The Avenger (Zhang Fengyi) is a wandering swordsman suffering from a deep post-traumatic malaise. He arrives in a rural valley in western China to wait for someone. While waiting he struggles to retain his composure while encountering an old warrior-turned-monk (Ku Feng) and a kindly woman (Yang Kuei-Mei) who runs the local inn and bathhouse.
Sun Valley, from Chinese director He Ping, is a remarkably sedate film. It formed the second part of a trilogy of 'Chinese westerns', films that deliberately riffed on the tropes of the American western genre and re-worked them into a Chinese context. I have not seen the first film in this trilogy, Swordsmen in Double Flag Town (1991), but I have seen the third: He's masterful 2004 action film Warriors of Heaven and Earth (2004), which I liked very much. Sun Valley is a much quieter, less accomplished work. It feels rich with potential, but the potential is - for much of the film's running time at any rate - unrealised.
Zhang Fengyi delivers an excellent performance as the Avenger, awkward around Yang Kuei-Mei's wary innkeeper and bottled up with tension whenever he is around others. On more than one occasion the sight of blood sends him into a violent frenzy, murdering anybody in his vicinity with his sword. It's a curious behaviour that goes largely unnoticed and unpunished throughout the film. We see him slaughters several farmers at a time, but no one seems to send in a lynch mob to kill him and within a few scenes the inn seems packed with locals again. The screenplay, which is sparsely plotted and inconsistent, is definitely not the film's strength.
One positive feature it can boast about is its wonderful sense of place. The mountain steppes on which the inn is located are dusty and inhospitable during the summer and snowy and frozen - and similarly inhospitable - during the winter. It's all shot very well with solid sound design: you can feel the environment around the characters, and the frontier nature of the setting is well realised and excellently expressed.

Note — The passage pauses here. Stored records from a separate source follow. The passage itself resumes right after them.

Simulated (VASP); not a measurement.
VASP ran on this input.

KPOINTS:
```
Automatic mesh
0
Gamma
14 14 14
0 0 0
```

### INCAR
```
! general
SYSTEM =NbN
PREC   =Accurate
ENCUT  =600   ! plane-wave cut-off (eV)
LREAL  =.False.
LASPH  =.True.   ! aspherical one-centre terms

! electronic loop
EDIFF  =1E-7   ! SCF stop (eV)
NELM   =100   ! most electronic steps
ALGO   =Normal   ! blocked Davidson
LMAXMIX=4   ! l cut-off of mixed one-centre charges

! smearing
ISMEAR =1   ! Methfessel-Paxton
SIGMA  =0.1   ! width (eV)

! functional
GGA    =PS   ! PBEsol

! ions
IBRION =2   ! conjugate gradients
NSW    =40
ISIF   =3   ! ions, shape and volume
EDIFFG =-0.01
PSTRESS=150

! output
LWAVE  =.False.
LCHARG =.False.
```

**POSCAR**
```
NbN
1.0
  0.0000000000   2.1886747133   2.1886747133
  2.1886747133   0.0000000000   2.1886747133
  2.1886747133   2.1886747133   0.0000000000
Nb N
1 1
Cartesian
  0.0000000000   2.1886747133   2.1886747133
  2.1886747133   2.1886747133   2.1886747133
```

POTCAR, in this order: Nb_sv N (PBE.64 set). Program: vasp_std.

A strong performance and solid mise-en-scene can not, however, save an entire film. In the end the weak plotting causes the film to drag interminably to the point where the average viewer could be excused for not actually finishing it. There is a lot of promise to Sun Valley, but it's simply not sufficiently explored or expressed to make it worth the viewer's time. It is a sadly missed opportunity.